Friday, June 08, 2007

All the World's a Stage

As a young man, I grew up as an Oakland A’s fan. The basis for my fandom was borne mostly out of geography and the fact my dad liked them. In the early 80s, the A’s brought Billy Martin on as the manager, and Pops was none too happy about that. I tried to ferret out the reason(s) for his strong dislike – “hate” is too strong a word as my dad reserved that for other more-important items like broccoli and chicken. However, all I could get out of him was Billy Martin argued too much with the umpire. I knew that my dad had done his fair share of umping for Little League through the years, and that was sure to inform his opinion of verbally belligerent coaches/managers, but dad’s view of Billy Martin seemed to have deeper roots than that.

To this day, I can’t figure it out. I did an Internet search the other day on Billy Martin, and I could find no such evidence of a criminal record, of Mr. Martin perhaps marching in an anti-war protest in the 60s (dad’s not much for the hippies), or of Billy killing innocent rabbits. I even went so far as to type in both Billy Martin’s and my dad’s names together, and the only thing I could come up with was a study for adult acne. (I didn’t read the study, but it’s funny that I never have noticed a single pimple on my dad’s face – or Billy’s for that matter.)

Admittedly, I do find it odd that a manager will argue with an umpire. I’ve yet to see an ump reverse his decision because the manager made a cogent, impassioned plea based on reason and pure logic – nor have I seen one reverse the call because the manager’s voice is louder than a Boeing 737 and his face is three deep shades of purple. Most die-hard baseball fans will argue that there’s a well-thought-out craftiness behind the manager’s meltdown. Some say it’s intended to fire up the players. Others argue that it’s the manager’s way of putting doubt in the ump’s mind so the next close call will go his way. Those are feeble attempts to justify the behavior of a grown man who’s being paid millions of dollars to sit around in tight pants and cleats. I think I’ve figured it out.
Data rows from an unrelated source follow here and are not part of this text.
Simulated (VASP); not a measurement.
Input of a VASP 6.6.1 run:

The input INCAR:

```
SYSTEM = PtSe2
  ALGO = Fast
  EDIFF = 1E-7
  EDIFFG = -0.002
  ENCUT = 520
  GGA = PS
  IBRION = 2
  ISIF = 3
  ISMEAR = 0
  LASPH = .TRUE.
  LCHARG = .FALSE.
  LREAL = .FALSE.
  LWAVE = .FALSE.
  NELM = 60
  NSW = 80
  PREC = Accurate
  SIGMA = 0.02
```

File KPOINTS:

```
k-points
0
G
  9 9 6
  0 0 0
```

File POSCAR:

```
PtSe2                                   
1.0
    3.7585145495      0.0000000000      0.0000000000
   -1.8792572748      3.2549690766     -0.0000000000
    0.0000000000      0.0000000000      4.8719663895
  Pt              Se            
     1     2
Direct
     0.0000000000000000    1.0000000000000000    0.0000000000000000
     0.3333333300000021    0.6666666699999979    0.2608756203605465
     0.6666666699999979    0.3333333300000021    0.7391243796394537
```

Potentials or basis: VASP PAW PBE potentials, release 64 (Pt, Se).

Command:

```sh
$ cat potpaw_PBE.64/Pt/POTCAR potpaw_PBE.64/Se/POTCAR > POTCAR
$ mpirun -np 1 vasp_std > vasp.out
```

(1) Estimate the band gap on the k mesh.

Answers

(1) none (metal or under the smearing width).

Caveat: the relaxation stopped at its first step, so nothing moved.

Is it simply a coincidence that a lot of the Big League managers are built like the fat lady at the opera? Come on, put a Viking helmet and a blonde wig with long braids on Lou Piniella, and you know the aria from “Flight of the Valkyries” is going to start playing in your head. Either that or you’re going to hear Elmer Fudd singing “Kill da Wabbit, Kill da Wabbit.” These middle-aged men in tights are performing for us, the fans! (It’s not as if they’re suited up and ready to fill in at shortstop at a moment’s notice. And although it seems odd that they wear cleats, they go better with the whole outfit – Wingtips or Penny Loafers would just look silly.)

As younger athletes, these managers were able to scale the wall in the outfield to rob a home run or dash across the infield to turn lightning-fast double plays. Although their bodies have since precluded them from these activities, the desire to perform never dies. Kicking dirt and tossing one of the bases into the outfield may seem like protest against the umpire’s call, but it’s really performance art. Why do you think “Dancing With the Stars” attracts athletes? The ranks of managers are full. It’s too bad, though, that the dancing takes place in a studio rather than on a ball field. I would love to see one of the judges take some dirt in the face or get a base thrown at them for a bad score. Now that’s entertainment!